Supernaturalism
Within days, neighbors’ insistence that the Church of Naturalism was involved with drugs was validated by the revelation that four of its members were arrested on narcotics charges in June of 1981. An L.A. County Sheriff’s raid of the church compound yielded two ounces of cocaine, 350 Quaaludes, 66.5 grams of maijuana, nearly a gram of hashish and $3200 in cash. As the Los Angeles Times reported, despite the large quantity of drugs confiscated, “all charges were subsequently dropped because the district attorney’s office said the investigators did not find the drugs on the individuals.”
I’m no narcotics investigator, but this seems like a rather odd reason for not pursuing charges. At the time of the raid, sheriff’s detectives must have held some suspicions regarding the occupants of that location, and surely would have acquired some evidence or information that led to the raid in the first place. The presence of large quantities of drugs discovered at the location would surely have confirmed these suspicions. It seems strange then that no one was subsequently charged. How common is it that, after conducting a drug raid and finding the illicit contraband, no one is charged because the possessors of that contraband didn’t have it directly on their person? This seems highly unusual. However, as we will come to find out, this was a pattern for George Peters and the Church of Naturalism, as he was arrested for drugs and subsequently freed without charges on a number of occasions.
At this point, investigators still maintained that robbery remained the motive for the murders, while conceding that drugs may have been a factor. “It appears to us the primary motive was robbery. But, remember, a person can rob for drugs too,” Hollywood Division homicide Detective Richard Kuster told reporters. “It’s obvious they were involved in drug traffic in one form or the other.”
Strange that a group that billed itself as offering drug counseling services, indeed that was purported to have counseled addicted rock musicians, also may have been involved in drug trafficking. One ex-employee of the church told the Los Angeles Times that he had purchased marijuana from the group and later warned an employment agency not to place applicants with the church. The owner of the agency confirmed the man’s account. “At one point we heard something about that place we didn’t like and canceled the job orders,” the owner said. One of the church’s subsidiaries, Mentor Media, subsequently tried to recruit through the agency but was also denied.

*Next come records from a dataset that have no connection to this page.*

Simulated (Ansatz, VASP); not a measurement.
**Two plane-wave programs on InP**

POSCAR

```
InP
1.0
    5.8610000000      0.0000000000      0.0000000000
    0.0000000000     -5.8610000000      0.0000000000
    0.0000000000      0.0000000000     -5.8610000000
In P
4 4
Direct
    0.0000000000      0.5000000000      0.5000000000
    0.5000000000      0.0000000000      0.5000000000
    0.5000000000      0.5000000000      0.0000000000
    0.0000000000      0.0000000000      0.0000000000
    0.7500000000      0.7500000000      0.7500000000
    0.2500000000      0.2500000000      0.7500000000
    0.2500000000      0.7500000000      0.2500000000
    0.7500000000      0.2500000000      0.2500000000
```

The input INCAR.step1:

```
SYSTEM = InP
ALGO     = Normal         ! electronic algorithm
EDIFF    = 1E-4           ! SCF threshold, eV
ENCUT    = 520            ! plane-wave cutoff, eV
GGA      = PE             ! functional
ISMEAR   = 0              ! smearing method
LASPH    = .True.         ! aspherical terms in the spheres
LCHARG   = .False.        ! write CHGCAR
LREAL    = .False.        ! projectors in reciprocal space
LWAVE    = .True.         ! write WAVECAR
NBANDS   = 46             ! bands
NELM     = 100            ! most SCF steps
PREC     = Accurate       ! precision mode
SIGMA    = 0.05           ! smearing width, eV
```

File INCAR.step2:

Additional odd facts about the group began to emerge. According to the Los Angeles Times, author Nathaniel Lande wrote in a 1976 book, Mind Styles, Life Styles that the Church of Naturalism offered a three stage divinity training. The first stage, called “group grope,” involved groups of 5-10 members living together, working and contributing 80% of their income to the church for “samaritan services.” The second stage, labeled “rural setting,” required members to remove from society and spend an hour each day in hot tubs receiving massages. According to the book, this stage causes members to “develop deep, honest personal relationships.” The final stage is called the “Death Judgment Experience.” Here the church member isolates in a black box for 40 days. “During the experience, the person loses his self-concept and relives the events of his life,” Landes says. The purpose “is that if you can gain sufficient strength and stamina to be yourself by isolating yourself totally, you can operate in society much more effectively.”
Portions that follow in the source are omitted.